Annals: Departmental reports and staff listings
British Museum - Asia
The British Museum, Great Russell Street, London WC1B 3DG
W: http://www.britishmuseum.org/the_museum/departments/asia.aspx
Asia Department BM: departmental report
The Department of Asia holds a wonderful collection of antiquities and ethnographic material from across Asia. Much of the ethnographic material was collected by anthropologists. We have for example the collections of Man (Nicobar) as well as those of Nick Tapp (Hmong), Thomas Gibson (Buid) and Monica Janowski (Kelabit) among many others.

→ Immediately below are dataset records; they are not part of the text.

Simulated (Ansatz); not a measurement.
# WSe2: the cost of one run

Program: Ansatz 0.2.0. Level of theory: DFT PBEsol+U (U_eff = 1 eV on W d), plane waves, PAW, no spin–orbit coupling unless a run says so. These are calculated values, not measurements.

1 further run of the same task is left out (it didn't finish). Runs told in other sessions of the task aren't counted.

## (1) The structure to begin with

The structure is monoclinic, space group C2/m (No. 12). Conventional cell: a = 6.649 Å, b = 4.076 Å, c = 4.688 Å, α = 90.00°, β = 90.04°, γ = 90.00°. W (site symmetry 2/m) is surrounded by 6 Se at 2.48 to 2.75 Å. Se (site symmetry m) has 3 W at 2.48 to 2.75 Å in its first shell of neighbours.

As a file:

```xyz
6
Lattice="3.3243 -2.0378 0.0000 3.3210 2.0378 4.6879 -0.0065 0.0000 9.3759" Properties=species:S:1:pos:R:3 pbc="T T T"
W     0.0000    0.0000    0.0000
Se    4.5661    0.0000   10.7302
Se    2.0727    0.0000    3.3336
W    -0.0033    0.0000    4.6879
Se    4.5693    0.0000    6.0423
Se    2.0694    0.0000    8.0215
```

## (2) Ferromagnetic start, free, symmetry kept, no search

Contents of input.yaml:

The Department plays a key role in exploring Asian cultures for London, UK and the international visiting public through exhibitions, events, lectures, workshops, and more widely via an active loans programme and publishing, including on the web. The museum promotes understanding by tracing connections and making links between past and present, and cross-culturally. Thus, for example, the Japanese Mitsubishi Corporation Gallery display (refurbished in 2006) includes Ainu material from Hokkaido, as well as illustrating sometimes contentious themes in 20th century Japanese history and demonstrating that the country was less 'closed' than semi-porous under the Shogunate. Furthermore an ongoing research project, funded by the ESRC (2002-07), focuses on changes in tribal cultures in the NE Indian state of Arunachal Pradesh, in collaboration with SOAS and Arunachal University. In October 2008 the department will mount an exhibition reporting on this project illustrating not only changes in material culture over the last sixty years among the Apatani and the Monpa, but also indicating the ways in which research is carried out in the field. Two volumes published by Brill and prepared by project members Stuart Blackburn and Michael Tarr will be launched at that time. There is also a very active China and Korean programme of events and exhibitions.
Asia Staff
Anouska Komlosy (BA, PhD). Carried out fieldwork with Tai speaking peoples in Yunnan Province China.
Areas of interest: politics of representation/aesthetics, tattoo, gender and Southeast Asian cosmology.
Brain Durrans (BSc, PhD). Though now retired is still very involved with the Museum and its collections and has a number of research projects ongoing, including one with ASEMUS. Areas of interest: Asian anthropology, Borneo, India; art, religion, epistemology, museology.